Angela Merkel, Gordon Brown and Nicolas Sarkozy may be in Brussels, but they're looking forward to the G-20 summit in London, where in two weeks they expect a showdown over the financial crisis among the most powerful economies in the world—namely the United States, China and other leading world economies.
Indeed, the so-called "spring summit" of EU leaders in Brussels this week looks more and more like a training camp for the G-20 conference on April 2. The 27 European leaders are using the day-and-a-half meeting in Brussels to cobble together some fundamental positions and negotiating strategies for London. German Chancellor Angela Merkel says she'd like all of Europe to speak with a single voice at the April summit.
Only the four largest EU nations and the Czech Republic—which currently holds the rotating EU presidency—will go to London. But they will represent the interests of the whole European bloc. On Thursday evening the EU leaders didn't take long to agree on the two essential messages: Europe doesn't want to see any more stimulus packages, but it does want to lead as a force to reform the world's finance markets.
Both messages will be presented with some defensiveness, since the Europeans aren't sure what to expect from the Americans. In spite of many contacts with the US—most recently at a meeting of G-20 finance ministers in the English town of Horsham on March 14—there is a residue of uncertainty.
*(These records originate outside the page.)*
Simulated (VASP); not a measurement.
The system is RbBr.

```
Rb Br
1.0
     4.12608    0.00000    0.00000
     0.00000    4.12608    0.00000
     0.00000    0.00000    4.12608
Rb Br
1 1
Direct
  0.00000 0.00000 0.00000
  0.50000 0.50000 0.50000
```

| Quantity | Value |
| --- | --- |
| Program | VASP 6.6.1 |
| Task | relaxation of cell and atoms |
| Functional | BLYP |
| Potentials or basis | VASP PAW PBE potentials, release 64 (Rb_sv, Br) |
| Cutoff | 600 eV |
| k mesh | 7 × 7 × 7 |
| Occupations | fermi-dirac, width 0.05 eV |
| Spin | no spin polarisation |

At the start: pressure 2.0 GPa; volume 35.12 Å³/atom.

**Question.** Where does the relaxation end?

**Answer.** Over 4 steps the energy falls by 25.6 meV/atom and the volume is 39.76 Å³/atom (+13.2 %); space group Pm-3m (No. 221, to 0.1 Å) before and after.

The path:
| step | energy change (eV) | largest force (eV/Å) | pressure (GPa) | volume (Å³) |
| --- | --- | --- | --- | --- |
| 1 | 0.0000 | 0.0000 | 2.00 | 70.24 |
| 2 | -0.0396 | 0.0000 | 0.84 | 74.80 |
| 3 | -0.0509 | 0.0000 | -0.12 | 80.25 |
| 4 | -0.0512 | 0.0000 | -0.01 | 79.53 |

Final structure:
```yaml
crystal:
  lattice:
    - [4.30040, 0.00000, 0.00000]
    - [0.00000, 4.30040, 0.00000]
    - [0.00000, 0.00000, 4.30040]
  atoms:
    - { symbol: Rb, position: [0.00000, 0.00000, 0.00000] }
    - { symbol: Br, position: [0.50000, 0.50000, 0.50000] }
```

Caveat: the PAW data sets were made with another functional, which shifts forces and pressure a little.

Many were irritated by a recent interview in the Financial Times by Obama's economic advisor Larry Summers, who said the top priority of the G-20 summit would be to boost global demand. US Finance Minister Timothy Geithner is also backing the recommendation of the International Monetary Fund (IMF) that all countries should spend 2 percent of their gross domestic product on economic stimulus packages. In European capitals, the statements were seen as an order to pump money into the economy—which is exactly what they don't want to do.
Since then, the discord has reportedly been smoothed out in face-to-face meetings. All G-20 participants want a successful summit, including the Americans—at least that's the word in Brussels. So it's unlikely that the Obama government will demand billions in commitments from the Europeans in London.
If Push Comes to Shove
But if push comes to shove, the Europeans will argue that they have already committed 3.3 percent of the bloc's total GDP to pull the economy out of recession. That number includes various national economic stimulus packages that total around €200 billion, as well as automatic balancing measures of the social state like increases in pensions and unemployment benefits, which account for an additional €200 billion. In Germany, Chancellor Merkel proudly told her parliament in Berlin on Thursday, that figure is 4.7 percent—well above average.
The leaders in Brussels also agreed to some additional measures:
€5 billion will be invested in broadband Internet and energy projects in the first true EU-wide stimulus measure. Germany is expected to foot €1 billion of the bill—which is the reason for a German delay in approving it.
The EU crisis fund for governments in arrears to the Union will be doubled to €50 billion. This provides relief for mostly Eastern European countries.
The Europeans also want to strengthen the IMF so it can provide credit to countries suffering from the financial crisis. The EU wants €250 billion in additional funding to go to the IMF, and Brussels is prepared to provide €75 billion of that money.
All that, the Europeans will argue, is plenty. Austria's finance minister reflected the mood in Brussels when he asked: "By flooding the market with money—where does that leave us?" The US government is seen as a bad advisor in financial matters—the Europeans think its crisis management is suspect. The US central bank's decision to pump $1.3 trillion into the economy has fuelled speculation in Brussels that the Americans have still not entirely put an end to their old fixation on growth. The gigantic figure is being received with a combination of anger and disbelief.
In Search of the Pressing Issues
For weeks the German government has pushed for a "Charter for Sustainable Economic Activity." At its crux lies the principle that countries should not get so indebted that they are unable to recover. For the time being, the Europeans have managed to unite behind this creed. The euro appears disciplined, moreover, with Germany helping in large measure to guarantee its stability.
Europeans are also ready for a debate over regulation. Lord Adair Turner, who chairs the British financial watchdog Financial Services Authority, on Wednesday presented ideas for financial reform. They match many recommendations made last month by former IMF director and French central banker Jacques de Larosiere, at the request of the EU Commission. Both want to see banks retain a higher amount of equity capital, a European-level supervision of bank behavior and expanded hedge-fund regulation.
The regulation of hedge funds and tax havens is German Finance Minister Peer Steinbrück's pet issue. But the Americans remain skeptical: Tax havens and hedge funds are considered token subjects to score points with European voters, rather than ideas to solve the financial system's structural problems.
Nevertheless, the German government is still counting on Obama to join the finance-reform movement at the G20 summit—not least because the City of London has taken the first step toward more regulation in a damning report released on Thursday by Lord Turner, Chairman of the UK's Financial Services Authority.
"Over the last 18 months," reads the Turner report, "…the world's financial system has gone through its greatest crisis for at least half a century, indeed arguably the greatest crisis in the history of finance capitalism." One reason for the crisis, it argues, is the long-cherished "theory of efficient and rational markets"—which can no longer be trusted to keep the economy safe, according to Turner.